Video taken near Academy Avenue showed a dark funnel cloud carving a path of destruction as it moved through the area. A local storm report from the National Weather Service said the damage was consistent with an EF1 tornado, a rating that can indicate wind speeds up to about 110 miles per hour.

The storm came after the National Weather Service office in Hanford issued a tornado warning at 2:37 p.m. Tuesday for south-central Madera County and northwestern Fresno County. A separate warning bulletin at 2:19 p.m. said a confirmed tornado was located over Biola and was moving northeast at 15 mph toward Fresno. The warning told people flying debris would be dangerous and warned that mobile homes, roofs, windows and vehicles could be damaged or destroyed. Schools in the area sheltered in place during the warning.

The Clovis damage stands out against the region’s long history of sparse tornado activity. National Weather Service Hanford climatology says the first confirmed tornado in its seven-county warning area was recorded on May 17, 1949, and only 89 confirmed tornadoes had been logged through July 1, 2014. Most were weak F0 or EF0 events, and only two were rated F2 or EF2.

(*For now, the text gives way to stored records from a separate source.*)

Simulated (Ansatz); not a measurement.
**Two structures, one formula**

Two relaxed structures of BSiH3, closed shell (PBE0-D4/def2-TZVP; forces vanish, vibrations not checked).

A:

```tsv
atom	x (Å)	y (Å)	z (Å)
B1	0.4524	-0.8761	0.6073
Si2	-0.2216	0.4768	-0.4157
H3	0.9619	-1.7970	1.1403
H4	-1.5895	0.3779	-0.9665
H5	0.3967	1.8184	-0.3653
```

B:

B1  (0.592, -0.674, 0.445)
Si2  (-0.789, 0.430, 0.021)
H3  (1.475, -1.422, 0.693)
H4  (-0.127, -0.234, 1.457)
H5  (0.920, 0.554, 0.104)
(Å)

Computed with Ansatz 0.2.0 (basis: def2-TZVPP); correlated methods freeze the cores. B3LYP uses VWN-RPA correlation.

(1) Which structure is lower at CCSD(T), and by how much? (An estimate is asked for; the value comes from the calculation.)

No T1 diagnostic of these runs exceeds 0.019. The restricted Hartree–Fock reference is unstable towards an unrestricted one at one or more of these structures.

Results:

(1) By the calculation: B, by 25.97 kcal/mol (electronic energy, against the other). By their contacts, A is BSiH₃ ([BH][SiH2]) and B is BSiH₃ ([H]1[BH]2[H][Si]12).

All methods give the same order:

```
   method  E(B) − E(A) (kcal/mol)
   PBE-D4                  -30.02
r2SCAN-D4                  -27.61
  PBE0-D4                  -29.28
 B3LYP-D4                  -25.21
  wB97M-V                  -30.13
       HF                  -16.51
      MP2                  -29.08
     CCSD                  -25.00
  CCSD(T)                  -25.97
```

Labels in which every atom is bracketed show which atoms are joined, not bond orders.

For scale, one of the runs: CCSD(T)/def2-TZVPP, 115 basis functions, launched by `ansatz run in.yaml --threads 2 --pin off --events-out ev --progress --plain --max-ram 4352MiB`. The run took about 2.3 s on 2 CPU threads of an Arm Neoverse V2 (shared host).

Clovis has seen this before, but rarely. A documented F0 tornado on January 21, 1964 damaged several homes. Wright, who said he has lived in Clovis for nearly four decades, said he had never seen anything like Tuesday’s storm. With debris removal, repairs and insurance questions ahead, the family is now dealing with the kind of damage Fresno County residents usually associate with far more tornado-prone parts of the country.